This isn't a particularly dynamic cartoon, but, then, it isn't a very dynamic government, either, so the cartoon works in a weird, depressing way, and David Horsey's accompanying essay gets it right: Nothing is going to be changed by what happens in this year's elections.
He's always worth reading, but -- to save you the time -- the basics are this: The House will remain GOP, the Senate could go either way and it really doesn't matter because they can't (won't) pass legislation now and so owning the legislature won't matter unless the GOP gets a veto-proof majority and that isn't going to happen.
Which you probably knew.
Our system of checks and balances theoretically avoids a flaw of the parliamentary system, in that the legislative majority cannot simply impose all sorts of madcap policies unchecked, though I think most parliamentary systems have some kind of House of Lords/Senate to keep the really insane stuff from happening.
(There was a time when our Senate was appointed to act as a sort of sea anchor on the House, but we changed that.)
The American system has traditionally resisted the party discipline that is part of parliamentary governments, and, until fairly recently, the labels "Democrat" and "Republican" denoted tendencies and philosophies but were not predictive of every vote.

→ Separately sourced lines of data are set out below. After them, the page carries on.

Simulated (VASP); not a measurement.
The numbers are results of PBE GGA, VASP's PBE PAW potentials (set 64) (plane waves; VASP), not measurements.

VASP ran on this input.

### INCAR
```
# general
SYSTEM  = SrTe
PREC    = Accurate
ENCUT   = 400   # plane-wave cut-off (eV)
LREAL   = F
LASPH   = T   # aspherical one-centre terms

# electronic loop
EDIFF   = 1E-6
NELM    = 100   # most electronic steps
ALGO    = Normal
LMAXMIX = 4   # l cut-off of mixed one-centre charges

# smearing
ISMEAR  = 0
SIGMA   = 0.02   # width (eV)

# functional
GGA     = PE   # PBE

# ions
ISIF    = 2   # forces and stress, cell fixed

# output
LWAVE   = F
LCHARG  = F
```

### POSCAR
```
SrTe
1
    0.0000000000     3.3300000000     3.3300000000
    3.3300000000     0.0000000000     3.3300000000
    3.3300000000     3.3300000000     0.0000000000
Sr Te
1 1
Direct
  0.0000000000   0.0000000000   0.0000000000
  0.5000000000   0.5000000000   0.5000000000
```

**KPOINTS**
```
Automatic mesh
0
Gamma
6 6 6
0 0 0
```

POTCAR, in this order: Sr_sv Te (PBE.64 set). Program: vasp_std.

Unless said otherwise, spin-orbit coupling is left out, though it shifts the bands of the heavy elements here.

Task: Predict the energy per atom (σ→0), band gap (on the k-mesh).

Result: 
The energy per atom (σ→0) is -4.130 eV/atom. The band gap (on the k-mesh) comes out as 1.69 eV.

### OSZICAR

That traditional independence of thought, however, has been disappearing over the past couple of decades, and party-line votes are now becoming the norm, at least on the right side of the aisle.
This, in turn, encourages party-line voting at the polling booth, which I don't think is good for democracy, or, at least, it's not good for our form of democracy.
And the supposed watch-dogs of the media have either gone rabid or lost their teeth entirely.
Example: With all the wars and rumors of war and ebola and financial disaster going on in the world, Brian Williams last night ate up several minutes of the NBC Nightly News interviewing Ben Affleck about almost nothing.
One has to assume that Affleck's new movie has a substantial commercial budget to spend, or that Williams has lost his mind. Possibly both.
But he's not alone in failing to advance the national dialogue.
In one of many thoughtful conversations at Kenosha last week, I confessed that there are a small number of political cartoonists whose work I don't bother to follow: A couple on the right who are simply hatemongers detached from any serious analysis of current events, and a couple on the left whose utter lack of pragmatic knowledge of How Anything Actually Works makes their commentary nonsensical.
However, we're in a bit of a drought even among normally intelligent, thoughtful commentators, who are either drawing pointless gags about White House intruders, making party-line comments about the departure of Eric Holder, continuing the variations of silly "boots on the ground" jokes or -- from the right -- ridiculing Obama for relying on intelligence that dismissed Isis a few months ago, perhaps forgetting how many thousands of American kids died over faulty or phony intelligence reports on phantom WMDs and the purported alliance of Saddam Hussein with al Qaeda.
And those cynical non-voters whose response is a fatalistic, nihilistic "it doesn't matter who's in charge" are ignoring the fact that our final check-and-balance, the Supreme Court, has become as relentlessly, dependably, predictably party-line as our legislature or the commentators of the watch-dog press.
However, there are far greater issues that America must deal with before it bothers with campaign finance reform, voting rights or any of that stuff.
Some historical perspective:
By the way, those now calling for a Declaration of War should realize that Congress hasn't declared war on anybody in nearly 75 years.
That train has left the station and they've since torn up the tracks.
These days, we go to war via "resolutions" and I'm not sure what the technical difference is, because it's still Congress saying, "yeah, let's do it!," which is all the Constitution demands, but we just passed by a 50th Anniversary during which we might well have paused to consider not the technical differences but the practical ones.
After all, Dick Cheney didn't invent bad intelligence briefings or gullible patriotism.
Or wars against ill-defined ad-hoc groups with no flag to capture or capital city to seize:
After reading Horsey's essay I am feverishly persuing opportunities to use the word "odoriferous."
Posted by: parnell nelson | 10/01/2014 at 01:32 PM
I don't know if it is 'change', but the election will further reinforce the effectiveness of the campaigns of hatred, big (and secret) money, and voter suppression.
All of which are supported by the Republican Supreme Court.